While Singapore coach Bernd Stange opted to start without a recognised striker, the side’s attacking efforts were clearly designed to go through the converted defender.

Unlike in the Japan game, when anyone in red with even the faintest notion of surging forward was cut off at the knees by the Samurai Blue, there was an expectation Singapore would have more freedom against the Syrians.

The teams had fought out a close contest back in early September, when only Oday Al-Jafal’s 59th-minute header separated the sides in Oman.

Yet as in that match, Syria started with far more attacking intent and Safuwan’s first involvement was a headed clearance in just the second minute.

Forty-five seconds later he skipped past Syrian defender Ahmad Al Salih with a neat piece of skill on the left touchline before misplacing a pass as the early signs pointed to a busy night for the 24-year-old.

His next key moment came from a strong Chris van Huizen header, who was making his first international start.

Safuwan drew a foul and from the free-kick, Madhu Mohana had Singapore’s opening sight of goal, heading over from close range under pressure from Syrian keeper Ibrahim Almeh.

The Eagles then capitalised on some poor Singaporean defending to take the lead through an Omar Khribin header in the 20th minute, putting the home side firmly on the back foot.

Safuwan had a tough chance to get his side back on level terms when he won a header from a Madhu long throw, but it soared well over the crossbar as the Lions struggled to create clear avenues towards goal.

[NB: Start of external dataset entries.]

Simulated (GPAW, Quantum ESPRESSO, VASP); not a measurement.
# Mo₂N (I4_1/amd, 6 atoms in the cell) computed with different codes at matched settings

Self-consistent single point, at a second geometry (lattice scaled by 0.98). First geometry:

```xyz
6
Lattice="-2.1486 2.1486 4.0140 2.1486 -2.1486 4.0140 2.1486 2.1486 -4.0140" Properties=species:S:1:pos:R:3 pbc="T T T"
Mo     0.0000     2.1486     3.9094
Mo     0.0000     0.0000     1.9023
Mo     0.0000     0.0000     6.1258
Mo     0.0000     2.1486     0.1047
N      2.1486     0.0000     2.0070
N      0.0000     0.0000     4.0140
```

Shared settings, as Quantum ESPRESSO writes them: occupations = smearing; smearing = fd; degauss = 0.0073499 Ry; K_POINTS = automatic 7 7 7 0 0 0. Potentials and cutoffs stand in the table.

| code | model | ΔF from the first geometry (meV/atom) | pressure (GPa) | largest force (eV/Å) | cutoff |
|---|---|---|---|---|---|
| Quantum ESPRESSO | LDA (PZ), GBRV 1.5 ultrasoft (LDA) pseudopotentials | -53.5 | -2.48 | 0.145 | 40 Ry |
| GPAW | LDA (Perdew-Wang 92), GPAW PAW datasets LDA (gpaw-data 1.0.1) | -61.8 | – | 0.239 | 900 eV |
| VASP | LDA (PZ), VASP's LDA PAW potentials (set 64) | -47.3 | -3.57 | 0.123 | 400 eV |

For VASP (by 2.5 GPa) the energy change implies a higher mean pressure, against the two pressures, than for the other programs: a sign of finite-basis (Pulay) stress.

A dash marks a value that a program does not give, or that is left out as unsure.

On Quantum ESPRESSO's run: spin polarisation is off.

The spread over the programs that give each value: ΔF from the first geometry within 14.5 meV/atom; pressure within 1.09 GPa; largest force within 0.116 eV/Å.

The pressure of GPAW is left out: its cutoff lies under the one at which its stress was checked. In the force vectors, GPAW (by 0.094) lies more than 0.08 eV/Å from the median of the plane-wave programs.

In the shadows of halftime he set himself and wore a crunching Al Salih challenge and was left limping moments later following a 50-50 effort with Syria’s Alaa Al Shbbli.

Khribin would prove Singapore's nemesis on the night

Safuwan battled on and attempted to feed Van Huizen with a wide ball that was cut-out by the Syrian defence as the home side went to the break licking its wounds from a physical half of football.

Stange would surely have been imploring his troops to chance their hand and Safuwan was on the end of their best opportunity to that point seven minutes into the second half.

A speculative ball from Baihakki Khaizan from deep in his own half fell kindly for substitute Faritz, whose cut back found Van Huizen free on the edge of the 18-yard box.

His cross was met by Safuwan at the back post and his glancing header fell just on the wrong side of the upright.

The Lions had momentum for the first time in the match – and then Madhu got sent off for an apparent elbow on Eagles forward Omar Khribin.

That forced a reshuffle and meant Safuwan’s rare opportunities became even more limited the rest of the way.

Stange introduced Fazrul with 12 minutes remaining, but he wasn’t able to add any attacking impetus as the home team’s desperately disappointing offensive effort meandered towards a meek conclusion.

Then, a ray of hope for the Lions. A Syrian arm was spotted from Shaiful Esah’s 88th minute cross and the home crowd erupted when referee Kim Jong Hyeok pointed to the spot.

They were then in ecstasy when Safuwan coolly stepped up and sent the keeper the wrong way to level the scores for a fortunate home side.

But Khribin, already a villain throughout the night, had time for one last dagger blow to seal a deserved 2-1 win.

Safuwan’s effort and energy across the 90 minutes was admirable, but in truth unless Stange can find a way to elicit more effective attacking raids further up the pitch, it will continue counting for little.